“Teddy” is a French film written and directed by the Boukherma brothers. Released in France on June 30, the film won the special jury prize at the Gerardmer International Fantastic Film Festival and has the “Cannes 2020” label. Teddy (played by Anthony Bajon), 19 years old, is a young man with no reference points and no diploma. He lives in a small country village with his uncle and works as a temp in a massage parlor. His girlfriend, Rebecca (Christine Gautier), has just graduated from high school. One night during a full moon, he is scratched by an unknown beast in the forest.
Despite the synopsis, the film is not a werewolf movie as we are used to see like “Wolfman” (2010) by Joe Johnston. Indeed, the film alternates between comedy, drama, fantasy and horror. Teddy is a teenager who has difficulty to find his place in society. He is rejected by other people of his age who are still in school. Frequently humiliated in his work and violated by the police of his village. All this will gradually lead to frustration and anger.
In this film, the werewolf is more used as a concept than as the central subject of the film. By artistic choice or/and by lack of budget, Ludovic and Zoran Boukherma have chosen to not really show the werewolf, relying on some tricks. This allows to maintain the mystery about the existence of the wolf during the whole film.
The writing of the character of Teddy is very interesting, despite his raw and aggressive side, he is really touching, thanks to Anthony Bajon, we can feel the different emotions of Teddy and develop true empathy. All this makes him a very complete and really interesting character. We feel that the two directors know and understand the subjects and the universe they approach. First of all, they present, through the character of Teddy, a youth that violently confronts reality, which advances without reference points and that painfully experiences the different aspects of life.

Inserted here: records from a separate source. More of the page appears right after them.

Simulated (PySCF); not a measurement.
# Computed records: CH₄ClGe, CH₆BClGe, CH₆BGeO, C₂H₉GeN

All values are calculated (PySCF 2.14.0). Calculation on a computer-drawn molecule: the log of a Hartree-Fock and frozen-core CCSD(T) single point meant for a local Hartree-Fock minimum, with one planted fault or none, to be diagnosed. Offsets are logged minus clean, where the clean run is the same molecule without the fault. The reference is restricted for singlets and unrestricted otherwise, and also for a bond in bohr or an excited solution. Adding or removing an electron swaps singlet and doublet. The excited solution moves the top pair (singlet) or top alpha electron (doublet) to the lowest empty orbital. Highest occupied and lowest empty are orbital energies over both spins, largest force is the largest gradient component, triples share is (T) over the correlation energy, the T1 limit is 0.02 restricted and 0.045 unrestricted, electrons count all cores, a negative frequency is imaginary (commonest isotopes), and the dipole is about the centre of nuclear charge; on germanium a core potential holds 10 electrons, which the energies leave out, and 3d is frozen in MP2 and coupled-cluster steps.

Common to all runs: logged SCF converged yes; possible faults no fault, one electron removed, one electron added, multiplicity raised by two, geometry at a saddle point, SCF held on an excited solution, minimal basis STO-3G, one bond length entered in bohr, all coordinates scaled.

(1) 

Moreover, the fact that the film takes place in a village in the Pyrenees brings something special to the film. We find the southern accent in actors who are not professional for the most part. All of this creates a very particular universe to the film, and gives off a certain lightness, as if this small village had no link with the rest of the world. We can also notice that the two directors seem to have bathed in horror cinema. Throughout the film, they use certain codes of classic horror cinema, between a simple homage and a real scenaristic utility, these different sequences work very well. However, I would have liked the film to focus more on horror, to see how far the mastery of the Boukherma brothers goes in this genre.
Thanks to the impressive performance of Anthony Bajon and the superb work of the young Boukherma brothers and their team, “Teddy” is a real comic, dramatic and fantastic success. However, this comic success taints the horrific aspect of the film. It will be interesting to follow the next work of Anthony and Zoran Boukherma, who look very promising.